Faurby moved to Trondheim from Copenhagen in 2016. He works as a program curator at Kunsthall Trondheim and is a regular visitor at the city’s many cultural events.
Carl Martin Faurby
Faurby’s tips for cultural experiences in Trondheim
Gothic moment: You have to see the Nidaros Cathedral, the world’s northernmost Gothic cathedral. It’s a good idea to combine your visit here with a walk along the marina.
Free art: At Trondheim Kunstmuseum, one of Norway’s leading art institutions, you can revel in regional, national, and international modern art. For contemporary art with free admission, look up Trøndelag Centre for Contemporary Art and Kunsthall Trondheim.
Urban art: Trondheim showcases heaps of fine outdoor art – for example in Ilsvika, only a ten-minute walk from the city centre. Here you’ll also find the inspiring artists’ studio Atelier Ilsvika, housed in an old factory.

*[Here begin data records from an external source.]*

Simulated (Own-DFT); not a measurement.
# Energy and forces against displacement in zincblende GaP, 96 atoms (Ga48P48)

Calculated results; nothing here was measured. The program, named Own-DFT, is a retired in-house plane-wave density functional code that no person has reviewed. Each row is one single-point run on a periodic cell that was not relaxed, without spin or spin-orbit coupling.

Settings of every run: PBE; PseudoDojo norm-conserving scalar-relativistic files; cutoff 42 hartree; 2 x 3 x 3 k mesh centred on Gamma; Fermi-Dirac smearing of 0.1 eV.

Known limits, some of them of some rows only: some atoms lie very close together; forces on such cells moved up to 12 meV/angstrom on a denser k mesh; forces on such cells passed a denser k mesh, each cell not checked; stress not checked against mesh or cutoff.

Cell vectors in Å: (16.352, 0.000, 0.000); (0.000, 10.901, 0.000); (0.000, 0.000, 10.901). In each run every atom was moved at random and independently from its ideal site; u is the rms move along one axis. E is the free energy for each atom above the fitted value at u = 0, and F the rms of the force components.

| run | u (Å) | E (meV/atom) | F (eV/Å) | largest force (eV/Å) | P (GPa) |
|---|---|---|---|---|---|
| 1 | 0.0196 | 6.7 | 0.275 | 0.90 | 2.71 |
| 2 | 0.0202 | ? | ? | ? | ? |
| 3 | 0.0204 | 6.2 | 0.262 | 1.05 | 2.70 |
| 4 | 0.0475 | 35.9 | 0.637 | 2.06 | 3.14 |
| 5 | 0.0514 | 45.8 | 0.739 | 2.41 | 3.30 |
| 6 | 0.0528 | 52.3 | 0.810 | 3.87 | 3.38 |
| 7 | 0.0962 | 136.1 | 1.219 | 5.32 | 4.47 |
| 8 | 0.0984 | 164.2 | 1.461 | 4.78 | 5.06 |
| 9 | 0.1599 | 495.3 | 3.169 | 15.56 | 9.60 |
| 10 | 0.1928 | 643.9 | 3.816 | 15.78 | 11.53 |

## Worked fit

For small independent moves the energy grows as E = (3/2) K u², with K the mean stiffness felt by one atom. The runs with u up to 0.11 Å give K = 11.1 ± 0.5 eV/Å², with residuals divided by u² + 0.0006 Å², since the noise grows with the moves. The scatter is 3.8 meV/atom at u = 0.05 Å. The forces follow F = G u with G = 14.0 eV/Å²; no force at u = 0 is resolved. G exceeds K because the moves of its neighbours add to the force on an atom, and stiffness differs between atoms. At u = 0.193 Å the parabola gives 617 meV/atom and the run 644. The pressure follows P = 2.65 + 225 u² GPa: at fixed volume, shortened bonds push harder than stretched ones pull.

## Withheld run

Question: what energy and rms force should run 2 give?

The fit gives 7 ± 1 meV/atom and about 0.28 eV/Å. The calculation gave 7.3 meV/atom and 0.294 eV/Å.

Performing arts: Experience fantastic dance and theatre performances at Trondheim’s newest stage Rosendal Teater. This is also a great place to hang out over a bite to eat or a coffee at reasonable prices. Another cultural arena in the city is Trykkeriet at Folkets hus. Many events here are in Norwegian, but they also offer a range of live music, from flamenco to jazz.
Kulturkvartalet: The art gallery Kunsthall Trondheim, the book café and bar Sellanraa and the bakery and bar Isak Sellanraa belong to the cultural network Kulturkvartalet. After checking out some cool art, you can chill out with what may be the best coffee in town and locally produced dishes, or a freshly made pastry served with good vibes.
Saturday with the locals
”Trondheim oozes charm and personality. The weekends are buzzing and there are lots of exciting neighbourhoods to explore”, says Ida Vie.
She is the general manager at Tyven nightclub and knows the city like the back of her hand.
Vie’s tips for a Saturday with the locals in Trondheim
Svartlamon: One of Trondheim’s most interesting neighbourhoods is Svartlamon. Pop into Gratisbutikken, a shop that can offer clothes for free thanks to volunteers and donations. Check out the buildings in the Experimental Housing project, which aims to make ecologically sustainable houses. End your visit with a satisfying meal at Ramp Pub & Spiseri, or continue to Bakklandet.
Bakklandet: This area is the very heart of Trondheim. My top tip for delicious food and drinks is Baklandet Skydsstasjon, a peaceful little place in a building that is estimated to have been built in 1791.
Kulturkvartalet: Gamle Bybro connects Bakklandet with Kulturkvartalet, which consists of a cluster of cultural institutions. Take a break at Sellanraa Bok & Bar, which among other things serves various bread baked with “urkorn” (literally “ancient grain”, in other words, grains that have been processed as little as possible). They also have an impressive tea selection and the best homemade soft drinks in the city.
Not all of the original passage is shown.